In fact, the UK government’s Cyber Security Breaches Survey 2022 found that over a third (39%) of businesses have had to deal with a cyber-attack already this year, and 82% of senior managers consider improving security to be a primary concern.

In tandem, companies are becoming increasingly aware of the ways in which cyber-attacks can be avoided. In fact, recent research from Tanium found that the vast majority (86%) of companies that faced a cybersecurity breach in the past six months believe that investing in staff training or more modern tools would reduce the number of incidents that occur.

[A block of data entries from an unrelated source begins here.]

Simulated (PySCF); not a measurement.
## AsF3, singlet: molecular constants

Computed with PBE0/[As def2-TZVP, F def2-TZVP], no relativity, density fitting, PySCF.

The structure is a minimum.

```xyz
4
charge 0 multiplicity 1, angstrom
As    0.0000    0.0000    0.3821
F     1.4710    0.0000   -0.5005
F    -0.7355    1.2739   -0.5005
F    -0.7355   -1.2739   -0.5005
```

Pluralsight’s 2022 State of Upskilling Report corroborated these findings. The report found that cybersecurity was the top personal skills gap among 43% of respondents, above cloud computing (39%) and data storage (36%). Additionally, 44% of respondents agreed that cybersecurity skills gaps were the largest current risk to their organization. With this in mind, it’s apparent that organizations must put steps in place to keep technology teams at the cutting edge of the latest cybersecurity trends and threats – and do so quickly. This article explores how to equip technology teams with the skills to create a formidable cybersecurity program.

Defining the cybersecurity skills gap

Cybersecurity attacks remain a pressing concern for businesses, and this isn’t set to change. By 2025, total spend on cybersecurity service providers is projected to reach $101.5 billion and there is set to be a 15% increase in costs related to cybercrime. These are high numbers, and emphasize the challenge that most modern organizations face when trying to keep up with cyber threats. With this ever-changing cybersecurity landscape, it’s no surprise that a long-term cybersecurity skills gap has emerged.

At a time when cyber threats are so prolific, it’s more important than ever to have a skilled cybersecurity workforce that is armed to defend against these sophisticated and varied attacks. However, as the State of Upskilling Report suggests, a large portion of today’s tech workforce do not feel they have the adequate skills to meet their organization’s cybersecurity needs. Simply put, there is more work to be done to help technologists improve their cybersecurity skills. In fact, IBM has found that tech skills are only relevant for around 2.5 years – already outdating cybersecurity expertise that was brand new in 2019. Within a short period of time, historical knowledge and legacy methods are rarely able to continue to defend against the increasing complexity of cyber threats. As a result, business leaders must take responsibility for providing their technologists with the tools they need to keep their organizations safe and secure.

Upskill employees to overcome the gap

The skills gap in cybersecurity is a big project for businesses to take on, but there is also an opportunity. Indeed, the State of Upskilling Report revealed that 91% of respondents want to improve their tech skills. Technologists are also demanding that their organizations provide them with the means to do so, with 48% saying that they have considered changing jobs because they weren’t given sufficient resources to upskill. Additionally, 75% of respondents agreed that their organization’s willingness to dedicate resources to developing their tech skills affects their plans to stay with the organization.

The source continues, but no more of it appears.